Tuesday, April 1, 2008

I think that Paul Bonart was without any question the single most intelligent person I have ever met. What was so particularly remarkable about him was that, unlike many intelligent people--men particularly--he had a genuine humility about him. Mind you, he had strong opinions that he was never afraid to voice, and it was difficult to win him around to a way of thinking that was not his. But he always respected an intelligent and arrived-at point of view in another person, even as he disagreed with you.

The other indelible thing about Paul was his great and abiding kindness and warmth as a human being. I believe that no-one has ever put it more succinctly than Jean Jacques Rousseau who wrote: "What wisdom can you find that is greater than kindness?" Indeed, this quote describes Paul in a nut-shell, and that kindness shown out of him like a beacon.

I had the singular privilege to know Paul from the time I was a little boy. He and Bertha were my Parent's great friends, their history being linked all the way back to political days in pre-Nazi Germany. I remember the Bonarts visiting us when I was five, or maybe six, and I vividly remember how they came from Rochester to Sacramento when my Father died in 1956. Indeed, I can hardly remember a time when Bertha and Paul were not part of our lives, even if just in letters.

I valued them not only as friends of the family, but as inspiring role models (along with my own Parents, and our dear friends Thelma and Irving Wiener) for what a successful relationship between two deeply committed human beings should look like. The way that these couples supported and believed in one-another and the way they interacted as separate but equal entities was truly revelatory. And when Paul and Margaret married, after the deaths of their beloved spouses, their relationship entered that same constellation.

When Paul and Margaret moved to Huntington Beach I was selfishly sorry, realizing that I might never see them again. We continued our contact with phone calls and letters, and particularly after my beloved Mother died in 2001, Paul was my very last link to the world of my Parents.

I was especially proud of him for writing the book that everyone else found too painful to write--the unvarnished history of the ISK, and of the events that led up to the Hitler debacle. Unlike others in this movement whose memories became curiously selective when recalling history, Paul was unafraid to speak the truth. And speak it he did, with precision and clarity and courage.

For years, whenever Bertha and Paul and my Mother would get together the conversation would invariably turn to their shared history; and what always amazed me was how reluctant they had been to tell lies, EVEN TO SAVE THEIR OWN LIVES. The moral stature that this implied staggered me, and made me feel as tho they were giant beings from another age of the world. And I believe they were.

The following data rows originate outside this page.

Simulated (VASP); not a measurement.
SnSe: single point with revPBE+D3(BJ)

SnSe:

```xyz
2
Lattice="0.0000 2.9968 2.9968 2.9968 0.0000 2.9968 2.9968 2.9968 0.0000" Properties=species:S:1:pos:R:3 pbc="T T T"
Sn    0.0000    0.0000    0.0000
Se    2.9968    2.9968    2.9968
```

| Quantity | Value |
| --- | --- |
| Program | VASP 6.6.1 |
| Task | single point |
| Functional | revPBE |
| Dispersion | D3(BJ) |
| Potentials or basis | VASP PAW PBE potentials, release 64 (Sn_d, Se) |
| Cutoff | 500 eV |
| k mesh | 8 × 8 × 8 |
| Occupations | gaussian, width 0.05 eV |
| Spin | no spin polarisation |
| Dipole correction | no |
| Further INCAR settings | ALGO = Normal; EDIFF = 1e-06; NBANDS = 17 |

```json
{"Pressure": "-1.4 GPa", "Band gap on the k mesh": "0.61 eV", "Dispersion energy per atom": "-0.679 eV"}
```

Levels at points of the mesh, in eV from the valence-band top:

And now Paul is gone, the last of the last. But he leaves a huge legacy of friendship and kindness and honor that few people could have amassed, even over a life-span of twice 97 years. And although we will never hear his kind and unmistakable "Hello" again, or receive a silly forwarded email, or a cogent & concisely worded assessment of the current political situation, he will continue to shine brightly for those of us who had the very singular privilege to know and love him.